By Sam Stanton
Sacramento County became the latest governmental entity Wednesday to be sued over an ordinance limiting the movements of registered sex offenders near parks and other public places, but the practical effect of the suit may be negligible.
Attorney Janice Bellucci (Website) filed the suit in U.S. District Court in Sacramento on behalf of _____, a San Luis Obispo man who is a registered sex offender and has sued other municipalities over their ordinances limiting where sex offenders may go in public.
The suit challenges a 2006 county ordinance that forbids offenders from being within 300 feet of schools, parks, video arcades and other areas where children may be present. However, the practical effect of the suit is unclear because of earlier court rulings in Southern California that invalidated similar ordinances.
An appellate court in those cases found that such ordinances are invalid and leaves the state’s Jessica’s Law, passed by voters in 2006, as the main enforcement tool over paroled sex offenders. That measure prevents sex offenders on parole from living within 2,000 feet of schools and parks.
The Orange County district attorney had been pushing for additional local ordinances in Southern California communities, but the appeals court found them invalid. That finding was appealed to the state Supreme Court, which refused to hear the matter.
Sacramento County District Attorney Jan Scully’s office also provided information to area communities on such ordinances.

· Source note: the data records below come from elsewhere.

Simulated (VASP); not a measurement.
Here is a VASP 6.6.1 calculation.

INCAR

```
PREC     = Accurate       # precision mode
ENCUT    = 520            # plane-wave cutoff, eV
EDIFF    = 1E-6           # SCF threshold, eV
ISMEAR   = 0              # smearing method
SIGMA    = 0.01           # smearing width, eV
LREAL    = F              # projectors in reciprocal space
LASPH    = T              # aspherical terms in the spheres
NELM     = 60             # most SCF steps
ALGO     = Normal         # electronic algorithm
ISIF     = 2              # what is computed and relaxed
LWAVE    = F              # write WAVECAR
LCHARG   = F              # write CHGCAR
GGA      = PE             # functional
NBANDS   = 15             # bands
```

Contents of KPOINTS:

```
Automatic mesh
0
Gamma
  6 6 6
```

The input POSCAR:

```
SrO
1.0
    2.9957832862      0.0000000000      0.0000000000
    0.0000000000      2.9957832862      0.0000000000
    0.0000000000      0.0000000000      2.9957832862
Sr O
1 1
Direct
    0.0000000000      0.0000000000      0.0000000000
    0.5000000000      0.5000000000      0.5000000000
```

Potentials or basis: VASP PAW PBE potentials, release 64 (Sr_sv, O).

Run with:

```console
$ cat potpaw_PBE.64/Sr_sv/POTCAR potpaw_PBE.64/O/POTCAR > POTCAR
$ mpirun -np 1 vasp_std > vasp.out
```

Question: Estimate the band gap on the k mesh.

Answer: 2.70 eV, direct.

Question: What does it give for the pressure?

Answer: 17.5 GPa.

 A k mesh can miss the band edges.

“Our goal was to support local ordinances that kept the children of our community safe by restricting registered sex offenders’ presence at parks and public places regularly frequented by children, consistent with the intent of Jessica’s Law and the constitution,” Scully’s office said in an emailed statement. “Unfortunately, our Legislature did not clarify Jessica’s Law with respect to this issue so the responsibility was left to local governments.”
“With the potential of all or most of these ordinances being rescinded in light of the court’s ruling, the Legislature should pass appropriate laws that will complement Jessica’s Law and the intent of California voters and protect our children from easy access by sex offenders.”